## Prerequisites

You need to have the following packages installed and you have to download the spacy model for German, if you want to do the tokenization yourself.
    
        pip install spacy
        python -m spacy download de_core_news_lg

Dataset-Citation:
 Richter, Florian; Koch, Philipp; Franke, Oliver; Kraus, Jakob; Kuruc, Fabrizio; Thiem, Anja; Högerl, Judith; Heine, Stella; Schöps, Konstantin, 2020, "Open Discourse", https://doi.org/10.7910/DVN/FIKIBO, Harvard Dataverse, V3; speeches.csv [fileName]


In [None]:
# you have to run this

import pandas as pd
import plotly
import spacy
from wordcloud import WordCloud, get_single_color_func
from pathlib import Path
import requests

data_path = Path("data")

In [None]:
# This block and the next two are only needed if you want to tokenize the speeches yourself, which takes like an hour.
# If you want to use the pre-tokenized version, skip this block and the next two.

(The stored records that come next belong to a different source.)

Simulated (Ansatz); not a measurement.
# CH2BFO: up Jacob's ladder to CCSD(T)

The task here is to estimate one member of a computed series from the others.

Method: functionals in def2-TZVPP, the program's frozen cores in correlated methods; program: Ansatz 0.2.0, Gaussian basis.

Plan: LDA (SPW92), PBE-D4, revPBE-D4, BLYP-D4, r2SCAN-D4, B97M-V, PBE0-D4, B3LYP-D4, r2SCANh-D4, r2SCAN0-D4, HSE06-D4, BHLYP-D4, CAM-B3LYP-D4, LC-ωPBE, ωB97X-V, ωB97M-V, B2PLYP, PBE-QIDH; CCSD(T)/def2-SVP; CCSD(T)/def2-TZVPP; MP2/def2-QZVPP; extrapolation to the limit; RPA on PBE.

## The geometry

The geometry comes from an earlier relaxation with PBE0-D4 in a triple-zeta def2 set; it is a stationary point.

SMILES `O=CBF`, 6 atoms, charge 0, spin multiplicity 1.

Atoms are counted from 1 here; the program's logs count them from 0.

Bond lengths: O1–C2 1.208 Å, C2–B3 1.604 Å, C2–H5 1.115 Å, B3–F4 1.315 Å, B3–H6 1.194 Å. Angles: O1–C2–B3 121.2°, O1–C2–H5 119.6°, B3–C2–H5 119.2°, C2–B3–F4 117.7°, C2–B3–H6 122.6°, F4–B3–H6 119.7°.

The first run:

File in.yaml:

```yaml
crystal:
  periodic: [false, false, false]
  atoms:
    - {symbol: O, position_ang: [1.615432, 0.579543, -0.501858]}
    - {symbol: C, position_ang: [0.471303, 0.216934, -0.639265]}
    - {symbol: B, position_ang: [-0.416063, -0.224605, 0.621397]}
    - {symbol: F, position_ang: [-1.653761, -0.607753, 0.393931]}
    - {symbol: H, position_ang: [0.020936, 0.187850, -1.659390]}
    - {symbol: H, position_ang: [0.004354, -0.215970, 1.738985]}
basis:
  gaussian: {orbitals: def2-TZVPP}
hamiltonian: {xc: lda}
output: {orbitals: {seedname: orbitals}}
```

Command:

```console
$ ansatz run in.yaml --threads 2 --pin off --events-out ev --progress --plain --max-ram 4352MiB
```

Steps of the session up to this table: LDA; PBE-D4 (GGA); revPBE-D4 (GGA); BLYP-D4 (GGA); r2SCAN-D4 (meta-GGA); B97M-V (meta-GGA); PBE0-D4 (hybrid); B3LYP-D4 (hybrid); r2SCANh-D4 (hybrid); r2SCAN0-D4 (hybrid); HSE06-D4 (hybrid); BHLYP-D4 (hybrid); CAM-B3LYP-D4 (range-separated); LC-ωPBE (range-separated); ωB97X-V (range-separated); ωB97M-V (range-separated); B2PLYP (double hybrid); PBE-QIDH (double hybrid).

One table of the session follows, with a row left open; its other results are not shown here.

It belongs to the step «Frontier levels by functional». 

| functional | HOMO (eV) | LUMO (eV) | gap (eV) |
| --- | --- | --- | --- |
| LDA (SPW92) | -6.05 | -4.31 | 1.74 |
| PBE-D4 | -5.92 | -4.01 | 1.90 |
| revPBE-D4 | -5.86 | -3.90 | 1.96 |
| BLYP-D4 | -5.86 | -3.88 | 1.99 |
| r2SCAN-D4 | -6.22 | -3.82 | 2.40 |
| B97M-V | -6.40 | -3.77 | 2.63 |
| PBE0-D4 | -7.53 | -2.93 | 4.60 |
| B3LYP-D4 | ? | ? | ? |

nlp = spacy.load('de_core_news_lg')
if not Path(data_path / 'speeches.csv').is_file():
    url = 'https://dataverse.harvard.edu/api/access/datafile/4745985'
    r = requests.get(url)
    with open('speeches.csv', 'wb') as f:
        f.write(r.content)
    
SPEECHES = pd.read_csv(Path(data_path / 'speeches.csv'), index_col=0)
SPEECHES.tail()

In [None]:
electoral_terms = [18, 19]
current_speeches = SPEECHES[SPEECHES['electoralTerm'].isin(electoral_terms)]

factions = {
    'AFD': 0,
    'Grüne': 3,
    'Union': 4,
    'Linke': 6,
    'FDP': 13,
    'SPD': 23,
}

speeches = []

# warning this takes at least 40 minutes, after that I went to bed

for faction in factions.values():
    print(faction)
    factions_speeches = current_speeches[current_speeches['factionId'] == faction]
    speech_content = factions_speeches['speechContent'].to_list()
    speech_content = [str(speech) for speech in speech_content] # seems sadly necessary
    speech_nlp = [nlp(speech) for speech in speech_content]
    words = [[token for token in speech if token.is_stop != True and token.pos_ == "NOUN"] for speech in speech_nlp]
    words_str = [' '.join([token.text for token in speech]) for speech in words]
    speeches.append(words_str)

In [None]:
def word_frequency(long_str) -> pd.DataFrame:
    """Returns a dataframe with the word frequency of a string"""
    words = []
    for entry in long_str:
        words.extend(entry.split())
    word_freq = {}
    for word in words:
        if word in word_freq:
            word_freq[word] += 1
        else:
            word_freq[word] = 1
    # three columns, index, word, and frequency
    word_freq = pd.DataFrame.from_dict(word_freq, orient='index', columns=['frequency'])
    word_freq = word_freq.sort_values(by='frequency', ascending=False)
    return word_freq

afd_freq = word_frequency(speeches[0]).sort_values(by='frequency', ascending=False)
gruene_freq = word_frequency(speeches[1]).sort_values(by='frequency', ascending=False)
union_freq = word_frequency(speeches[2]).sort_values(by='frequency', ascending=False)
linke_freq = word_frequency(speeches[3]).sort_values(by='frequency', ascending=False)
fdp_freq = word_frequency(speeches[4]).sort_values(by='frequency', ascending=False)
spd_freq = word_frequency(speeches[5]).sort_values(by='frequency', ascending=False)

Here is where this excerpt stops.